Juana Valdés: The color of clean

August 31, 2016
Juana Valdés: The color of clean
08/31/2016
By Jennifer Levin

"You can come to almost any country and go clean someone’s house. When you go into the workforce, the ability to be a domestic worker or cleaning lady is a very important means of survival. In the United States, there’s a history of maids putting their kids through college,” Juana Valdés told Pasatiempo, explaining a thematic aspect of Colored China Rags, one of two pieces she is exhibiting at SITE Santa Fe. The rags are made from bone-china slip, into which Valdés dunked fabric that she then shaped, dried, and fired in a kiln. The collection of six bone- china rags in SITElines is a selection from a larger project that connects the ideas of domestic work, skin color, motherhood, and caretaking.
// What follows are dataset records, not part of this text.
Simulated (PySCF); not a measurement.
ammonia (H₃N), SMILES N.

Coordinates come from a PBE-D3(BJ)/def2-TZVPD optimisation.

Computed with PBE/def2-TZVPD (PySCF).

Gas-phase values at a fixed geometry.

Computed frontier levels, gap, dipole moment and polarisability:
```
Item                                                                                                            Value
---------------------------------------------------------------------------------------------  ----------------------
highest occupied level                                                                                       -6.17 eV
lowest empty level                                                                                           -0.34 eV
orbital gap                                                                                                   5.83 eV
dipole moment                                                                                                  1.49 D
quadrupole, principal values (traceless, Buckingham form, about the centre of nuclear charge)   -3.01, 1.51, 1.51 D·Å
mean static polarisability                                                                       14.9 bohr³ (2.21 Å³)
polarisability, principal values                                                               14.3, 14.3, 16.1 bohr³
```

Valdés is Afro-Cuban. Her family moved to the United States in 1971; she grew up in Miami and later moved to New York City, where she lived for 20 years before teaching at a university in Florida. She now teaches at the University of Massachusetts Amherst. At a residency in 2012 at the European Ceramic Work Centre in the Netherlands, pursuing her interest in pigmentocracy — the tendency to discriminate against people with darker skin tones, even within communities of color — she developed a way to add pigment to bone china, which tends to be white or pale gray.

“Anywhere you go from light to dark, the darker-skinned people are discriminated against,” she said. “This happens in China, this happens in India, this happens in Italy, between northern Italians and southern Italians. With light skin you can work in the front of the restaurant, but with dark skin you work in the kitchen. If you’re from the islands, it has the added idea of social class. My work looks at how much of that comes along when you migrate to another country, and what stays behind.” Sometimes pigment is added to make the bone china black, red, or blue, but Valdés was after subtler gradations. Through a process of trial and error, she came up with dozens of shades. The finished cleaning rags, which at first appear to be fabric carelessly draped on hooks, are precisely draped pieces of ceramic that recall the folds of clothing and drapery in Renaissance-era paintings.

Valdés’ second piece in SITElines is Pulling at Me — a Thread, 2015, a series of nine wooden panels on which she manipulates the phrase “It’s about hanging by a nail, by a thread, by the skin of your teeth,” until only “It’s your skin” remains. “It’s the same words, but I’m editing and recontextualizing language until I can make it say whatever I want it to say. I’m dealing with the situation that is unseen, that is more psychological.” The words, which were generated by a laser engraver, are difficult to read because they are white on a white background, slightly textured and raised, to imitate the scarification of skin. “You’ll want to touch it,” she said.